I got R to successfully run on HTCondor. Here are my results:

First off, Nathan gave me the suggestion to use the 'tar' command to put together the R binary executable and all the libraries needed to run your program together in your file, and then to use a shell script to untar the archive on the remote machine. I extended the concept further to preserve the directory structure of the input files that you used, as well.

Secondly, when invoking R, I use

R --vanilla < inputfile.r

to run the program. Apparently R doesn't support standard

R arg1 arg2 arg3
style command-line arguments. Though I could easily be wrong about this. Either way, it seemed to be the simplest solution.

1. I needed to compile the R binary from source. For whatever reason, simply taking the binary from the /usr/bin/ directory did not work. I used version 2.11.1, because it appears to be the latest that our version of CentoOS supports, though there isn't necessarily any reason that a newer version of R couldn't be used. I also chose R version 2.11.1 because in order to get MCMCpack, one of the libraries that your program requires, to install using CRAN (similar to CPAN on perl), a version of R at least2.10 was needed.

2. Next, I turned to getting the libraries to work. I initially investigated using environment variables like the R_LIBS_USER to set where the remote computer is supposed to look for libraries, but that did not work. So, instead, I chose to insert the following line into the R program to change the default library search directories to look to the current directory first:

This should be inserted at the beginning of any programs you want to HTCondor-ize. For an example, look at test.r.

3. Next, you'll need to make sure that all the libraries are included in the tar file. The file tarcmd.txt as follows:

tar -cf r.tar ./R -C /usr/lib64/R/library/ MASS/ coda/ MCMCpack/ lattice/  -C /exports/scratch/<user>/04-2010/ ch01/refsigs/sig104_A.txt ch01/sigsnp/sigint104_A.txt
contains the tar command I used to tar the R executable (which I also copied into the same directory), the libraries, and your input files. I tarred the input files because I wanted to preserve the directory structure and didn't want to have to modify your R code.

4. The next issue was that the output directories don't exist on the remote machine, so I included in (the shell script) a few mkdir -p commands to create the output directories. The output files don't actually have to exist on the remote machine---just the directories.

Just a side note: <user>, your R files currently have all the file paths specified with back slashes ("\\"). On Linux, this will not work. The filenames will need forward slashes instead.
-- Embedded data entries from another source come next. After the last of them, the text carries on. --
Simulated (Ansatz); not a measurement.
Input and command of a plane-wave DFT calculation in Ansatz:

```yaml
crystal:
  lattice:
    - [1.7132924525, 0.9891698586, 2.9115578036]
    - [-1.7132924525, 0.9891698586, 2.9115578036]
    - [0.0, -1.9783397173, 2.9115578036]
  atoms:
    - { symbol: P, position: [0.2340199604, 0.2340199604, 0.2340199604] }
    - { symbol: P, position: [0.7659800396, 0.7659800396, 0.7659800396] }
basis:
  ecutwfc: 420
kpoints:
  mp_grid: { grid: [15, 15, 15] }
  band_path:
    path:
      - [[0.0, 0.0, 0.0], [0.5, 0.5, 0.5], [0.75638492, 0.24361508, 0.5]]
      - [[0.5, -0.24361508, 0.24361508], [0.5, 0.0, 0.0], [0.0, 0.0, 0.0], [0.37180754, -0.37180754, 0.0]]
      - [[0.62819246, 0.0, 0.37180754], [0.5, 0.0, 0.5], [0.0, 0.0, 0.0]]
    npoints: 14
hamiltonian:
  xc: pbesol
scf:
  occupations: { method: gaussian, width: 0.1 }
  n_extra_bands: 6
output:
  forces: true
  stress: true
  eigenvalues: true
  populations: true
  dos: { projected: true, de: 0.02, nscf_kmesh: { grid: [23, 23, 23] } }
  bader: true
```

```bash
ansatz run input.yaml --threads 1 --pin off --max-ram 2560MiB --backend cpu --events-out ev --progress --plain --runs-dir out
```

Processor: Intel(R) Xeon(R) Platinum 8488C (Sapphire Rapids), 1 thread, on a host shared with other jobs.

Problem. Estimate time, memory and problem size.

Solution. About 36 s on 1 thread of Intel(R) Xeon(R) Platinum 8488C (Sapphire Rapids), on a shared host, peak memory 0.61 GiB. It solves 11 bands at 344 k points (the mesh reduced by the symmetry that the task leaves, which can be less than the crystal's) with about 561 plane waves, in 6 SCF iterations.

5. The output files aren't currently being transferred from the remote machine back to the submit machine. What needs to be done is to add the output files to the job file so that they are transferred when the job terminates. I will insert this code when I get the chance.

6. The job file also needs to have a constraint that requires that the machine is 64-bit. I tested the R binary on a 32-bit machine and it didn't work, so I assume that's why.

7. All told, running the job took about 5 minutes on the remote machine. So, I don't know how that compares to what you've tried on <machine>.